Strategies to restore GenServer state in Elixir

OTP is one of the nicest features of Elixir/ Erlang that convinced me to migrate from Ruby to Elixir for web applications. Finally we have an easy way to make stateless web applications more stateful. Elixir GenServer process can handle requests without the need to reload the whole context from database to know what to do with the request. An Elixir OTP application is more like a an actor base system where the actor is not forgetful, knows the context of discussion, can do work and take decisions outside of the request/response lifecycle. It’s more closer to how people work.

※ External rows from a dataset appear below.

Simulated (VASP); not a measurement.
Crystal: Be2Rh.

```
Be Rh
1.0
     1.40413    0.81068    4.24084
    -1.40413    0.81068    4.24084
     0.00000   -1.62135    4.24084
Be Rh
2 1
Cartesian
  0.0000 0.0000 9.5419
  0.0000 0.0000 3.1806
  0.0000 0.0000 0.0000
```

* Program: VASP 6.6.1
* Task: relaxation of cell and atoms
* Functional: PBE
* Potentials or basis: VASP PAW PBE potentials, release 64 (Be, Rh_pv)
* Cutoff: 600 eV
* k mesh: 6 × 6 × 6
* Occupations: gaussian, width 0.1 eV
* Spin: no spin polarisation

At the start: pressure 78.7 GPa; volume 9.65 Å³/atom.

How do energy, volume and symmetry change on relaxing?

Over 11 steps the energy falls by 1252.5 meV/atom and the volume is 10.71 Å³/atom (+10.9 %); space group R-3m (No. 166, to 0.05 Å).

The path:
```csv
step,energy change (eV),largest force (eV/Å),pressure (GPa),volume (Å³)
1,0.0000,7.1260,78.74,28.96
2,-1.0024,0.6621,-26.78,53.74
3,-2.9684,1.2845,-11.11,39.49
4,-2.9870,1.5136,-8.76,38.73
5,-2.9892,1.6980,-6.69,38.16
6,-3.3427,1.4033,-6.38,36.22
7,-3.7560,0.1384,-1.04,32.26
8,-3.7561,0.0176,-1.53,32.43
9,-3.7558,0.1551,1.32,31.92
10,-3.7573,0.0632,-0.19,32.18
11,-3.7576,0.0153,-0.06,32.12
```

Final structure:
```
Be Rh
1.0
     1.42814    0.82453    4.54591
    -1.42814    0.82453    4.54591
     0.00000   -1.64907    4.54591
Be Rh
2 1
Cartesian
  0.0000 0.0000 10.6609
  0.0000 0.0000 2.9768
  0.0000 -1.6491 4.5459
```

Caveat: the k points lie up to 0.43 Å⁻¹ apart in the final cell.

With this power comes also a great risk though. What happens when the process dies due to any of this reasons:

  • an error in the code
  • a server restart
  • a redeploy of the application
  • we explicitly terminated the genserver due to inactivity (timeout)

The whole state will be lost. We need a way to resume the process state where it was before.

Some strategies I have in my mind we can use are:

1) Serialize state for every change

We can serialize the whole state with a persistence mechanism like a database, an external cache like redis, or even erlang dets. This is the simplest solution I can see and it may be the best solution if the state is not too big or it does not change too often.

2) Save incremental changes in database

We can update database tables on each change in the state. This is the approach that I took on one of my projects. Since the state is distributed in many database tables I can update each small change in there.

An example application can be a shopping cart. When we add an item in the cart we can save in database only the new item added.

3) Save changes of the state as event sources

We can use the event sourcing pattern to save state changes as events in database. When we restore cart we can replay those events. We need to be careful though in case the event list becomes too big.

How to safe call GenServer methods

Since the GenServer it can be live of not we need to check on each call on GenServer that it is still running and restart it otherwise. I used a bit of meta-programming for this in my code. Relevant code is below:

  defmacrop safe_process_action(uuid, body) do
    quote do
      if RegistryHelper.process_exist?(@cart_registry, unquote(uuid)) do
        unquote(body)
      else
        case CartDeserializer.load(unquote(uuid)) do
          {:ok, %CartState{} = state} ->
            init_new_cart_process(unquote(uuid), state)
            unquote(body)

          {:error, _} ->
            raise @cart_restore_error <> " " <> unquote(uuid)
        end
      end
    end
  end

  defp init_new_cart_process(id, state) do
    CartSupervisor.new_cart(id, state)
  end

  @impl GenServer
  def init({uuid, %CartState{} = state}) do
    {:ok, state, cart_timeout()}
  end

Now I wrap all calls to GenServer in this new method:

  def get_cart_content(id) when is_binary(id) do
    safe_process_action(id, GenServer.call(process_id(id), {:get_content}))
  end

Since each call to GenServer is wrapped in safe_process_action cart restoration is done automatically. If the Registry does not have the reference to GenServer we init a new cart process and then we send the message to it. This guarantees us that in case the cart has timed-out we can restore the cart with state and continue it’s work where it left off.

Further optimizations

Also if we are not sure about the code in GenServer (it can crash often due to business logic of external services) and it’s costly to restore the state, we can extract the state in another process that only holds the state but has no business logic and we can request the state from that process when we do our business logic.

Another optimization that we can do is related to Supervisor. We do not want to block the Supervisor until the GenServer was able to restore it’s state. If we have thousands of active carts and the application is redeployed, the Supervisor will wait for each GenServer to return from init before starting the other one. We do not want that. We can use the new feature in OTP 21 handle_continue. The init method can return an empty state and free up the Supervisor, then handle_continue will do the rest of the work to restore the cart. This method guarantees us that any messages to GenServer will be handled after the initialization of the process is finished.